Given that the tax-free/deferred accounts will be withdrawn more slowly than the taxable accounts, is it a good idea to have it weighted towards funds that have lower growth potential?

How does one do tax-efficient allocation during the draw-down phase?

Tax efficiency doesn't change depending on accumulation or draw-down. Where your assets are distributed amongst different tax treated accounts won't change depending on that. How you withdraw will change based on taxes. Ideally you'll withdraw from your various accounts in a manner which reduces your tax payments.

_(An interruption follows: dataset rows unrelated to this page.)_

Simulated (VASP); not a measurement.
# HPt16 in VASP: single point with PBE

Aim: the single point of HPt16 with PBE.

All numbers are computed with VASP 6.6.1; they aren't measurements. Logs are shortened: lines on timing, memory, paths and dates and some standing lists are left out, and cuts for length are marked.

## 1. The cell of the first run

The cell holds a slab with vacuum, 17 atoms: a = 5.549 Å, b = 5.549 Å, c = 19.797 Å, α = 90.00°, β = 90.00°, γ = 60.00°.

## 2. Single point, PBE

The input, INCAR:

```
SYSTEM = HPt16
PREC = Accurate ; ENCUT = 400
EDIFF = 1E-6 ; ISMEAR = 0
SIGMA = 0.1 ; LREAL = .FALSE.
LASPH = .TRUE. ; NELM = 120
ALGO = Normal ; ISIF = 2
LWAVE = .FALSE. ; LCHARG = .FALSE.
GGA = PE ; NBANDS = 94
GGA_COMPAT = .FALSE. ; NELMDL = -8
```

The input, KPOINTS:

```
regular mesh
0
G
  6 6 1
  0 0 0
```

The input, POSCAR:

I disagree to some extend. When your spending money in retirement, bonds in taxable are OK if you are spending the money. There is little (state taxes can differ. I don't think you pay ACA surtax if your high income on iras) tax difference from a 20k ira withdrawal or 20k of divs from a bond fund.  What you don't want is 40k of bond income and you only need to spend 20k of it.

The question though is are you better off with stocks growing in an IRA or in taxable. Without the tax deduction benefit, you are probably better off in taxable. Yes you have to pay taxes on the dividends every year. On the other hand those gains are going to be taxed at 0% or 15% instead of 15% or 25%. You need to run your numbers to see what makes sense for you.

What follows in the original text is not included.